- The Washington Times - Sunday, March 22, 2009

CAPE CANAVERAL, Fla. (AP) | Astronauts took another spacewalk at the International Space Station on Saturday, this time to lighten the workload for future crews.

As soon as they floated outside, Steven Swanson and Joseph Acaba made their way to the end of the space station’s power-grid framework. They loosened bolts holding down batteries, which will be replaced on the next shuttle visit in June.

A space station alarm went off as the spacewalkers wrapped up that job. The gyroscopes that were maintaining the position of the station-shuttle complex became overloaded from the astronauts’ work on the end of the truss. Discovery quickly assumed control with its thrusters.
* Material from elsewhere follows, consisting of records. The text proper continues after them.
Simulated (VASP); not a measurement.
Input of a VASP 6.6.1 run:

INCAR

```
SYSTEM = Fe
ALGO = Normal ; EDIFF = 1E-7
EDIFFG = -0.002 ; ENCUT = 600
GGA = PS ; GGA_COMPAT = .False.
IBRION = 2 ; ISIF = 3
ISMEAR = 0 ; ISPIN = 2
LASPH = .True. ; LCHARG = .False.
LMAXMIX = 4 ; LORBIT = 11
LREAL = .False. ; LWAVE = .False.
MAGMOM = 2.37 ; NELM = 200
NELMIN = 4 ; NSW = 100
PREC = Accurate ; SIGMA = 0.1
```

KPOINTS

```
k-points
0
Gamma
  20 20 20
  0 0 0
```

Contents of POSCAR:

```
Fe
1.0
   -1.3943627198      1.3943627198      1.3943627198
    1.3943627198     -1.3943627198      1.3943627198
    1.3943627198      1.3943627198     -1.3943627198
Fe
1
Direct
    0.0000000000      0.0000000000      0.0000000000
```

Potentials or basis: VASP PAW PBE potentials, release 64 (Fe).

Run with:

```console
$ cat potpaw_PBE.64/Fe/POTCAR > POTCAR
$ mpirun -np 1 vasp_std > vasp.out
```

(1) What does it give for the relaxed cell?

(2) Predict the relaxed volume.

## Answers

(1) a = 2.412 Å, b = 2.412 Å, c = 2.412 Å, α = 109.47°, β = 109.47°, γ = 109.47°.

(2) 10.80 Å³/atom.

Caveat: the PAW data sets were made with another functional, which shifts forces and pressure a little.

“Nothing to worry about,” Mission Control assured the astronauts.

The astronauts later had trouble deploying an equipment-storage platform. Mission Control ordered them to give up and move on to other tasks: installing a GPS antenna and using an infrared camera to photograph a pair of radiators, one of which has a peeling cover.

It was the second spacewalk in three days for the crew of shuttle Discovery. On Thursday, Mr. Swanson and another astronaut installed the final pair of solar wings at the orbiting outpost. The panels were unfurled Friday.

Saturday’s excursion, though just as busy, was not expected to have the drama associated with the multimillion-dollar, high-priority solar wings. NASA was still basking in that success, telling the astronauts in a wake-up message that the space station “now looks like the artist renderings that we’ve been seeing for years. A day to celebrate!”

Mr. Swanson and Mr. Acaba, a former Florida schoolteacher making his first spacewalk, ended up tackling some chores that were added just this past week. The antenna work, for instance, was supposed to occur on a later spacewalk that ended up being canceled because of shuttle Discovery’s repeated launch delays.

The GPS antenna, the second to be installed on the Japanese laboratory, will be needed when Japan launches a new space station cargo carrier this fall.

Mr. Swanson and Mr. Acaba’s battery work took them to the far left end of the space station framework that holds the space station wings, the opposite side from where Thursday’s job took place. NASA said there could be some induced electrical voltage way out there, but the risk of shock was considered small and well within acceptable limits. Indeed, nothing wayward happened.

Nonetheless, as a precaution, the metal wrist rings on the men’s spacesuits were covered with insulating tape. They also kept checking their cuffs to make sure they were down and fastened.

Inside the space station, meanwhile, astronauts conducted a dry run of the new urine processor that was delivered by Discovery. It’s part of a recycling system for turning urine and condensation into drinking water. The original urine processor broke.

One more spacewalk is planned Monday during Discovery’s mission. The shuttle will depart the space station Wednesday, eight days after arriving, and return to Earth on Saturday.